Our latest blog post is aimed at people who ‘get it’ about online privacy, but who struggle to convince friends and family to take it seriously. We hope it helps!
Our latest blog post is aimed at people who ‘get it’ about online privacy, but who struggle to convince friends and family to take it seriously. We hope it helps!
Even if its one person, you would have to start somewhere. Maybe they have your data from the last 24 years, as per your example. If you cut off now, five years later, they still have only 24 years of your data. They won’t have the last five year’s data, which would be crucial for them.
That doesn’t address the other two bullet points.
It’s like tracking an animal moving in tall grass. You don’t need to be able to see the animal directly to tell where it is.

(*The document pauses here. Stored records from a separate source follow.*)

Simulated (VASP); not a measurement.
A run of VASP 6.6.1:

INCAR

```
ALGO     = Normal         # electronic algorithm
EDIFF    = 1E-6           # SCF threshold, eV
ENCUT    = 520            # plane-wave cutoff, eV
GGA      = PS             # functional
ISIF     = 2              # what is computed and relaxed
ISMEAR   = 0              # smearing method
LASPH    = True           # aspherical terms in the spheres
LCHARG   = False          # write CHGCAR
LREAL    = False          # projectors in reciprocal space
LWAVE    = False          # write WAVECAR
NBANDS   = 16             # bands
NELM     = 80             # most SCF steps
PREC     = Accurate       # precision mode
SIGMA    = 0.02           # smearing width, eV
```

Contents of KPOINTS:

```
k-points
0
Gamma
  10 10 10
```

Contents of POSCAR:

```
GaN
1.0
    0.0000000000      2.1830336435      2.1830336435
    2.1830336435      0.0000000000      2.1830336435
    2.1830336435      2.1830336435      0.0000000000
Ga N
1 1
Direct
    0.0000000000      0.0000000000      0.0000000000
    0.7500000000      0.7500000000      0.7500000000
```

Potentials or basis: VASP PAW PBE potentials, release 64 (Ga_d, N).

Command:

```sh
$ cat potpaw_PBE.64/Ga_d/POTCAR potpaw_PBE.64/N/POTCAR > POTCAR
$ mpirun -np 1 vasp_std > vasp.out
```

If I can’t disappear completely, there’s enough data points around me that a useful silhouette can be reconstructed from all the surrounding data.
What’s the point?
That is an entirely valid point - and exactly why I wrote that blog post. To help people to explain to those around them that they also need to do something about their privacy. Otherwise they’re giving you away by association.
Come to think of it, I probably should have mentioned that in the post 🤦🏼♂️
The point is that by fighting back they cannot get any more accurate than that, which helps, even if it’s incomplete and imperfect.
There’s also the spite angle, because fuck them, i am not gonna give them shit if i can help it!
The article addresses this. Data must be fresh to be valuable. Yes old data can be useful, but can it be sold? That’s the main vulnerability to surveillance capitalism that hiding exploits.